The book is divided into two parts, the first, “Fundamentals of Machine Learning” focuses on the functionality which is found in the scikit-learn library. It starts with a big picture, running through the types of machine learning which exist (supervised / unsupervised, batched / online and instance / model) and then some of the pitfalls and problems with machine learning before a section on testing and validation. The next part is a medium sized example of machine learning in action which demonstrates how the functionality of scikit-learn can be quickly used to develop predictions of house prices in California based on census data. This is a subject after my own heart, I’ve been working property data in the UK for the past couple of years.

This example serves two purposes, firstly it demonstrates the practical steps you need to take when undertaking a machine learning exercise and secondly it highlights just how concisely much of it can be executed in scikit-learn. The following chapters then go into more depth first about how models are trained and scored and then going into the details of different algorithms such as Support Vector Machines and Decision Trees. This part finishes with a chapter on ensemble methods.

Although the chapters contain some maths, their strength is in the clear explanations of the methods described. I particularly liked the chapter on ensemble methods. They also demonstrate how consistent the scikit-learn library is in its interfaces. I knew that I could switch algorithms very easily with scikit-learn but I hadn’t fully appreciated how the libraries generally handled regression and multi-class classification so seamlessly.

I wonder whether outside data science it is perceived that data scientists write their own algorithms from scratch. In practical terms it is not the case, and hasn’t been the case since at least the early nineties when I started data analysis which looks very similar to the machine learning based analysis I do today. In those days we used the NAG numerical library, Numerical Recipes in FORTRAN and libraries developed by a very limited number of colleagues in the wider academic community (probably shared by email attachment).

The second part of the book, “Neural networks and Deep Learning”, looks at the tensorflow library. Tensorflow has general applications for processing multi-dimensional arrays but it has been designed with deep learning and neural networks in mind. This means there are a whole bunch of functions to generate and train neural networks of different types and different architectures.

The section starts with an overview of tensorflow with some references to other deep learning libraries, before providing an introduction to neural networks in general, which have been around quite a while now. Following this there is a section on training deep learning networks, and the importance of the form of activation functions.

Tensorflow will run across multiple processors, GPUs and/or servers although configuring this looks a bit complicated. Typically a neural network layer can’t be distributed over multiple processing units.

There then follow chapters on convolution neural networks (good for image applications), recurrent neural networks (good for sequence data), autoencoders (finding compact representations) and finally reinforcement learning (good for playing pac-man). My current interest is in recurrent neural networks, it was nice to see a brief description of all of the potential input/output scenarios for recurrent neural networks and how to build them.
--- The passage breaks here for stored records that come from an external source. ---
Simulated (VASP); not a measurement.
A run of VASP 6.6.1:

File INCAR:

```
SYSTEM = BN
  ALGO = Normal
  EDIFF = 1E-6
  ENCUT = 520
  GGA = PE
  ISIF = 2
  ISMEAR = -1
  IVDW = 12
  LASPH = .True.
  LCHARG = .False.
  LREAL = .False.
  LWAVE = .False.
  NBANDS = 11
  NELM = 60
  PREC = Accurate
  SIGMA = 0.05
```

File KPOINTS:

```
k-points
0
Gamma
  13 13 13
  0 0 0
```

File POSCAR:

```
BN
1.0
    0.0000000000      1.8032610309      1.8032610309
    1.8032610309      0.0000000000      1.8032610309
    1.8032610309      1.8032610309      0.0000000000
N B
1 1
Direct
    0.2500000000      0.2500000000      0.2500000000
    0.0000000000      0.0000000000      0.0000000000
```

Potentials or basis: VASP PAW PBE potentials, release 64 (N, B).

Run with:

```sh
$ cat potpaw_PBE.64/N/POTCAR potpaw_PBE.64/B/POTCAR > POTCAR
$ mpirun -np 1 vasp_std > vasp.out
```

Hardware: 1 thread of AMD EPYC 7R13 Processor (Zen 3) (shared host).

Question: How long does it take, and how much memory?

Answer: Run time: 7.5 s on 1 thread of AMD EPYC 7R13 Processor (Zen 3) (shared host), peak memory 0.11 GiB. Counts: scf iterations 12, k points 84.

I spent a few years doing conventional image analysis, convolution neural networks feel quite similar to the convolution filters I used then although they stack more layers (or filters) than are normally used in conventional image analysis. Furthermore, in conventional image analysis the kernels are typically handcrafted to perform certain tasks (such as detect horizontal or vertical edges), whilst neural networks learn their kernels in training. In conventional image analysis convolution is often done in Fourier space since it is more efficient and I see there experiments along these lines with convolution neural networks.

Developing and training neural networks has the air of an experimental science rather than a theoretical science. That’s to say that rather than thinking hard and coming up with an effective neural network and training scheme one needs to tinker with different designs and training methods and see how well they work. It has more the air of training an animal the programming a computer. There are a number of standard training / test sets of images and successful models trained against these by other people can be downloaded. Such models can be used as-is but alternatively just parts can be used.

This section has many references to the original literature for the development of deep learning, highlighting how recent this new iteration of neural networks is.

Overall an excellent book, scikit-learn and tensorflow are the go-to libraries for Python programmers wanting to do machine learning and deep learning respectively. This book describes their use eloquently, with references to original literature where appropriate whilst providing a good overview of both topics. The code used in the book can be found on github, as a set of Jupyter Notebooks.

Book review: Weapons of Math Destruction by Cathy O’Neil

weapons_of_math_destructionObviously for any UK anglophone the title of Weapons of Math Destruction: How Big Data Increases Inequality and Threatens Democracy by Cathy O’Neil is going to be a bit grating. The book is an account of how algorithms can ruin people’s lives. To a degree the “Big Data” in the subtitle is incidental.

Cathy O’Neil started her career as a mathematician before worked for the Shaw Hedge Fund as a quant before moving to Instant Media to work as a data scientist. It’s nice to know that I’m not the only person to have become a data scientist largely by writing “data scientist” on their CV! Nowadays she is an activist in the Occupy movement.

The book is the result of O’Neil’s revelation that algorithms were often used destructively, and are responsible for gross injustices. Algorithms in this case are models that determine how companies, and sometimes government, deal with their employees, customers and citizens; whether they are offered loans, adverts of a particular sort, employment, termination or a lengthy prison sentence.

The book starts with her experience at Shaw where she saw the subprime mortgage crisis from quite close up. In a nutshell: the subprime mortgage crisis happened because it was in the interests of most of the players in the industry for the stated risk of these mortgages to be minimised. The ratings agencies were paid by the aggregators of these mortgages to rate their risk, and the purchasers of these risk ratings had an interest in those ratings to be low – the ratings agencies duly obliged.

The book goes on to cover a number of other “Weapons of Math Destruction”, including models for recruitment, insurance, credit rating, scheduling (for work), politics and policing. So, for example, there are the predictive policing algorithms which will direct the police for particular parts of town in an effort to reduce serious crime but where the police will consequently record more anti-social behaviour which will lead the algorithm to send them there again because it turns out that serious crime is quite rare but anti-social behaviour isn’t (so there’s more data to draw on). And the police in a number of countries are following the “zero-tolerance” model which says if you address minor misdemeanours then more serious crimes are fixed automatically. The problem in the US with this approach is that the police are sent to black neighbourhoods repeatedly (rather than, say, college campuses) and the model is self-reinforcing.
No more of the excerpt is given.